San Diego, California is a huge slice of middle America on the West coast.
Living in San Diego wasn’t the dream that I’d hoped it would be. I will admit to being mightily impressed by the skies that looked at first like nature’s bluest painting, but even that got old as I found myself yearning for the beastly rain. I found no comfort in the slow-talking dudes in backwards baseball caps and shorts, or the women who found it their life’s mission to be up and jogging at the break of dawn.
I didn’t like the fact that I once trailed a source of light to McDonald’s in an effort to scope out some night action. And no, I couldn’t be pacified by the idiotic cacophony of Pacific Beach, the tame movements of Hillcrest’s supposed gay district, and the unabashed pretensions of North Park’s rich hipster kids.
But of course, that wasn’t all of it. There were mountains and hiking trails that made for sweaty and thirsty afternoons, a few interesting (though not very welcoming) intellectuals, a fisherman who also happened to be a Lucero fan, and a smart world-traveling cook whose friendship I later gained.
True to SoCal’s reputation, San Diego’s got some fine sights and hiking available. You can move from ocean to mountains in half an hour, and find yourself truly mesmerized by jaw-dropping vistas. Some are much harder than others (El Capitan for instance), but many aren’t that difficult to hike.

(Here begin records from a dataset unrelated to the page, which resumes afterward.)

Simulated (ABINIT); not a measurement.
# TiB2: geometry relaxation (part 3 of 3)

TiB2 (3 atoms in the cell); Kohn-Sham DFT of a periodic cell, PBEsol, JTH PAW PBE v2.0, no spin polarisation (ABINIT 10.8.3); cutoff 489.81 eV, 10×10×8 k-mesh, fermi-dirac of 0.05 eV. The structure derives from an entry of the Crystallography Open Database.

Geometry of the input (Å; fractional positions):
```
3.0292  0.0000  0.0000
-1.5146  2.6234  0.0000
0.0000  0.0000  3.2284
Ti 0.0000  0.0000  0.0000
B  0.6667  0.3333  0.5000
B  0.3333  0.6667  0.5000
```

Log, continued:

The second largest state park in the US lets you camp not just in the predetermined campgrounds but anywhere safe you desire. The dry air combined with the total lack of artificial lights visible from most of it lend a whole new meaning to stargazing. Be careful going off trail though, every single plant here is thorny and sharp. Watch the agave in particular, it can seriously cut you. And I’m still getting jumping cholla spines out of my jeans and boots half a year later.
Almost Perfect Weather
No seasons – hardly any rain and lots of sun. Almost never cold, almost no humidity.
Chicano Park Murals
Great (in both quality and size) works labored on by great artists. Chicano Park has a bunch of them in a small area, and they’ve just been restored. Do not listen to rumors and Yelp allegations about this area being dangerous, it just isn’t.
Russian-Georgian restaurant so great it bears a special mention here. There was a pervading sense of glory and wonderment every time I found myself in it. I can only hope to give this restaurant the righteous ode that it deserves at a later post.
The old Yellow Food Truck
Maybe it was wrong of me to assume El Jefecito’s California Burrito was portentous of many more great eats to come in San Diego, but alas it was one of the few. I’ll never forget the beefy deliciousness, the boiled (not fried!) seasoned potatoes, and the tasty avocado all rolled up inside the comfort of a warm flour tortilla. It was a Mexican gastronomic milestone that I kept hoping to make more of but just didn’t despite all of my attempts. I can’t make any guarantees as to their latest parking spot but my last taste of their shrimp burrito (after a separation of over a year) was in front of Kenwood Market in Spring Valley.
If you only have one chance to drink coffee in San Diego, you must try Cafe Virtuoso. And make sure to ask for their Amaro Gayo and coconut muffin if they’re available.
In my almost two years of living in San Diego, I have only managed to jump into the water a grand total of an hour. The water had often been too cold that everyone else was just parading their nakedness, or apparent laziness by laying in the sand close to the seagulls. I never did get the point of walking that 15-minute steep trail to Black’s only to nap by the unswimmable beach.
I have talked to two d-bags in New York so far who claimed to have visited San Diego but could only remember this overhyped spot found in every tourist brochures that no one should listen to. I stand by my once irreverent renaming of this touristy area (which smells like French Fry oil BTW) to “Asslamp Quarter: The Historic Fart of San Diego.”
Balboa Park Gardens
While some desert plants are cool, this was just really dry and the Australian garden was a construction site.
I really wanted to check out the San Diego Zoo Safari Park but with tickets between $44 and $599+, I just didn’t have time for that nonsense. For comparison, the Bronx Zoo in New York which I have yet to visit is priced at $16 for adults.
This bummed me out to no end every time I’ve had to look at another misspelling, deal with the lack of bookstores, or notice the kids at the library not giving one fuck about the books to be found in it. One time I was corresponding via email with a clueless college student who claimed she searched high and low for my company website which also happened to be my email domain name.
Bland People Culture
This blog does not mean to get political but it’s safe to say I couldn’t identify with the band of bros, untalented hipsters, rich hippies (let that sink in for a second), and Americanized immigrants.
No Coffee Culture
As someone who’s worked in a coffee truck, people couldn’t have been more eager to tell me how to make their favorite McDonald’s shake, or their “grande” Starbucks vanilla caramel macchiato.
And so much of it everywhere you go. You can try introducing the people to better foods, but nothing will get as warm a reception as a deep-fried giant hunk of something with a cheesy “lean” meat filling slathered with that extra sweet mayo or ketchup-based sauce. I think it’s safe to say that’s every successful food establishment’s formula for gaining the local seal of culinary greatness.